In common with many TVT soundtrack releases, the original Lost in Space album is half songs and half Broughton's score (slightly weighted in favour of the songs), but it does feature many of the best cues. About the only song track of interest to soundtrack fans is likely to be Apollo Four Forty's remix of John Williams' original TV theme (the better remembered one from the third series) which, unsurprisingly, features plenty of window rattling percussion, but isn't too awful for all that. Of course the good stuff is from track nine with the brief Main Title before the more sinister Reprogram the Robot. However, with The Launch Broughton's terrific main theme is presented in its more heraldic and adventurous guise as the Robinson family take to space, perhaps the most robustly enjoyable cue of the entire score; it's just the kind of soaring and majestic cue that ought to accompany every launch.

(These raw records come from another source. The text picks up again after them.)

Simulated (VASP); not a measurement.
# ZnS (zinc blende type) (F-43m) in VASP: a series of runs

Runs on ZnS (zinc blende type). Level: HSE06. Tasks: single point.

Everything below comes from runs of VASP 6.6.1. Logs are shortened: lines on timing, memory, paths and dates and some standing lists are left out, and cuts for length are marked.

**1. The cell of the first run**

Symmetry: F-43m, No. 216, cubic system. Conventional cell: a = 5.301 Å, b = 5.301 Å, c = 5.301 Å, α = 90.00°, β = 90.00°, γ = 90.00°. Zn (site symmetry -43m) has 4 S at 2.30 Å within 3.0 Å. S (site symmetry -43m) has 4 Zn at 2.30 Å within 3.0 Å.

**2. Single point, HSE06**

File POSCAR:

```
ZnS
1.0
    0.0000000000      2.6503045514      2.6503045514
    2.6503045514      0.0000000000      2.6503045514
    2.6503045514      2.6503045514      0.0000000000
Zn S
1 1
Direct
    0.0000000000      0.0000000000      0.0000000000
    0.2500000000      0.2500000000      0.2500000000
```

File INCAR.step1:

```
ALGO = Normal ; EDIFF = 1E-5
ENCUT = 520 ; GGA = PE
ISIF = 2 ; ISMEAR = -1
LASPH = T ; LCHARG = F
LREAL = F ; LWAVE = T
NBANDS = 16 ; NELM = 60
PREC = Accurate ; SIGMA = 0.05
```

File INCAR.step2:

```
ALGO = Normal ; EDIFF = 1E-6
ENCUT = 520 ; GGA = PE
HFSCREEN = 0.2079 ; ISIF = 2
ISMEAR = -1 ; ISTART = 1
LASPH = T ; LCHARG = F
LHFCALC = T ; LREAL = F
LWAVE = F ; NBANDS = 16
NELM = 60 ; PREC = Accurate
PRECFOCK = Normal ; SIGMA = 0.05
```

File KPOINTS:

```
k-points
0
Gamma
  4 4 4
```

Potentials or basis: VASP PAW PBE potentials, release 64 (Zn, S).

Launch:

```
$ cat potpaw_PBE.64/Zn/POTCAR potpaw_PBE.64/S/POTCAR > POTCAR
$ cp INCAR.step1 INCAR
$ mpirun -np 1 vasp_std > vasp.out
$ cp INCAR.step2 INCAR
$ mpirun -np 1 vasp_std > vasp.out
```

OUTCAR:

The shorter album covers some of the best action sequences, particularly the galloping Robot and Spiders Attacks, but here the expanded album comes into its own, linking everything together. The entire Spiders sequence is edited into a longer suite and includes the creepy build up to the attack. Some of the fairly brief cues that cover the Robinson's exploration of the planet into which they crash aren't especially exciting, but Broughton is too good a composer to let the pace flag for long and the extra tracks during the finale are well worth discovering. From the melodrama of Attempted Escape and The Time Portal, to the breathless excitement of Through the Planet (which isn't the same as Thru the Planet on the short version) and the concluding Back to Hyperspace. The album closes with a brief pair of epilogue cues; Fanfare for Will is a great work out for brass, while Lost in Space is actually an expanded version of Thru the Planet from the original disc. Unfortunately, the edits made originally actually seem quite judicious and produce a tight and exciting finale, but it's nice to have two version of the same cue.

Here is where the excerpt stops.